The Age of the Billboard
Ferdinando Scianna’s photographs of Los Angeles Billboards in the 1980s depict American consumerism in the decade of the deal
“Greed is good,” one of cinema’s most famous utterances (Wall Street, 1987), came to represent not only the ethos of the 1980s – a type of gaudy excess that also gave birth to Dallas, Dynasty, and Trump Tower – but also a cultural shift: a tipping point where consumerism took on a new role in culture. In the 1980s, Black Friday, which originally referred to a financial scandal in which two investors Jay Gould and Jim Fisk, drove up the price of gold and caused a crash in the stock market, took on a new meaning.
In Philadelphia in the 1950s, Black Friday came to refer to the day between Thanksgiving and the Army-Navy game. Huge crowds of shoppers and tourists went to the city that day; the police and general infrastructure were forced to manage exceptionally large crowds. At this point the connotations were generally negative. Black Friday came to be a more general way of referring to the point in a year when stores would go from operating in the red, to finally turning big profits – going into the black.
In an era that Advertising Age called “the decade of the deal” (so-called because of the number of ad agencies that merged during that period to form huge multinationals), the Friday after Thanksgiving also came to represent a day of shopping deals.
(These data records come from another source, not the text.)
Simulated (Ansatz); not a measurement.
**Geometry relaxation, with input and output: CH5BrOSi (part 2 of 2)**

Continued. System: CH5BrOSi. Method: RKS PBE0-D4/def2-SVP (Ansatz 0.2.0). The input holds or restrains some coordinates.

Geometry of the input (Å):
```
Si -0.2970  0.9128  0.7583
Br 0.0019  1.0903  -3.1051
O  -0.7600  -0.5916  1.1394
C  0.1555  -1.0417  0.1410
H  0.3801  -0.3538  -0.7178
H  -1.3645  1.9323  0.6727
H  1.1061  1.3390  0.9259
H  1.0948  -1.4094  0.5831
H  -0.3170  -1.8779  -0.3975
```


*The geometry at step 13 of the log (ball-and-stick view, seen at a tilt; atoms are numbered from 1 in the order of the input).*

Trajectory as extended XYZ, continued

Ferdinando Scianna’s images taken on the streets of Los Angeles in the mid-1980s capture the growth of consumerist culture as it spilled out onto the streets in the form of billboards. Huge renderings that sat conspicuously amongst palm trees and Americana often blended seamlessly into street murals. The slideshow above is a pit-stop road trip through the streets of Los Angeles that captures the mood of mid-1980s advertising.